Posted on Monday, June 6th, 2016 by Jacob Hall
We’re at the point in Game of Thrones season 6 where all hell is set to break loose. And it will. Next week. “The Broken Man” is the second table setting episode in a row, but it feels necessary with so many pieces in play. When the credits roll here, just about everyone is in a perilous and desperate position. Blood will flow next week and the week after. This week was all about preparing for battle – the swords will unsheathe soon enough.
The Return of Sandor Clegane
“The Broken Man” begins with a cold open, making it the fourth episode in the series so far to do so. It quickly becomes obvious why: Sandor Clegane, aka the Hound, is alive (if not particularly well) and living in some kind of religious community run by Brother Ray, played by the great Ian McShane. A normal opening would have given away Rory McCann‘s name in the credits and spoiled the return of one of Game of Thrones‘ best characters, who seemingly perished at the end of season four after a battle with Brienne of Tarth. By coming before the opening titles, Sandor’s comeback is treated like a proper event. The show really is so much more interesting when everyone’s favorite bad-tempered-but-sympathethic monster is on the chess board. He’s like a classic Universal Monster – you love him despite the fact that he’s also a vicious murderer. It’s just his nature.
The nature of his return is far different from the books (but we’ll tackle that below). He was found dying on the side of the road by Brother Ray and he was nursed back to healthy by Brother Ray, a soldier-turned-Septon who couldn’t be more different than the other religious figures on the show. Unlike Melisandre, he’s no zealot. Unlike the High Sparrow, his simple ways don’t fuel insane and terrifying mania. He’s the closest thing Westeros has to a hippy commune leader – he’s coarse but he’s honest, he’s gentle but tough enough to temper the Hound. And he’s also dead when the credits roll, because genuinely good men don’t last long on Game of Thrones.

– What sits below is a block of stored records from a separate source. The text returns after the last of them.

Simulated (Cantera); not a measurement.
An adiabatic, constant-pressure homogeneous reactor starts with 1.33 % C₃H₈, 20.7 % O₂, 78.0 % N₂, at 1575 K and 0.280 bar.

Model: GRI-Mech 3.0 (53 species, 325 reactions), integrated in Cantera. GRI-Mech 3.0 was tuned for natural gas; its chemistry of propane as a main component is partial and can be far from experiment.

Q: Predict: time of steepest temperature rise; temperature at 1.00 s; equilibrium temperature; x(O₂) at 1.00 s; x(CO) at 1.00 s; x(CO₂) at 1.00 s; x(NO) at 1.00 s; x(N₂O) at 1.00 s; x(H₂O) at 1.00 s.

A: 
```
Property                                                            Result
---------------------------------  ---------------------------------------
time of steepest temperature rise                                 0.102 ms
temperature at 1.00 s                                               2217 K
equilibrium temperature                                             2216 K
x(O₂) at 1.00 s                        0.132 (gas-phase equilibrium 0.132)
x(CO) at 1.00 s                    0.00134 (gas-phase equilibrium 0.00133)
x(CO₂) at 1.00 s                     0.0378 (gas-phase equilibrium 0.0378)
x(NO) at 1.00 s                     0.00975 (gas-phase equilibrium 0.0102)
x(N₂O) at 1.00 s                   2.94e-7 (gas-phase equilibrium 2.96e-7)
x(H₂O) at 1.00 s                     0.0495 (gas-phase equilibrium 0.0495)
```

The Starks Recruit the Wildings
A significant portion of this episode is dedicated to watching Team Stark scramble across the North, desperately seeking the aid of various houses that were loyal to Eddard and Robb before everything went to hell. Stop one was easily the most successful of the bunch: Jon Snow officially confirms support from the Wildlings after a meeting with their leaders. It’s the kind of scene where the twenty-foot-tall Giant attending the meeting stands up, gives the former Lord Commander of the Night’s Watch a nod of approval, says “Snow” and goes about his business, a message that everyone else in the circle can instantly translate.
However, the scene also makes it clear that this group actually owes Jon their loyalty. He rescued them at Hardhome before literally dying for them. They may be unconventional allies, but it’s an alliance built on blood spilled and slowly solidifying mutual trust. How many times has Tormund seen Jon act with his people’s best interests at heart? Unlike every other alliance on this show, there is no politics here and no silly back-and-forth. Winter is coming and the dead are coming and these are the only Stark allies who truly know what this means.
The Starks Try to Recruit Everyone Else
The rest of the Stark Recruitment Tour doesn’t go quite as well, but it does lead to a character introduction for the ages. A visit to Bear Island, home of House Mormont, brings Jon, Sansa and Ser Davos face-to-face with Lyanna Mormont, the 10-year old Lady of the house. Bella Ramsey is incredible in her few minutes of screen time, beautifully portraying a young girl who has been forced to grow up far too quickly and takes her responsibilities very seriously (no walnut-smashing here). Like Jeor and Jorah, she proves herself very capable of representing one of Westeros’ key supporting families. She’s tough and she’s measured and she’s wise enough to take Davos’ warnings about an army of the undead seriously. Most importantly, she offers House Stark her support…and all 62 of her men. But hey, it’s something, right?
The visit with House Glover reflects the faltering allegiances of the North. Why should they be loyal to the family that got so many people killed when it was House Bolton that helped them take Moat Callin back from the Ironborn? Centuries of pacts were broken alongside Robb’s forces at the Twins and the Stark name is melting away like snow in springtime. This isn’t the first time the Starks have faced desperate odds, but all of the pluck and courage and nobility in the world can’t compete with an actual army headed by a vicious psychopath.
Of course, Sansa happens to have an army hidden in her back pocket. All she needs to do is contact the man who left her in the belly in the beast. All she has to do is is trust the one man who should never be trusted. Then again, could the Starks take back the North without the help of Petyr Baelish and the Knights of the Vale?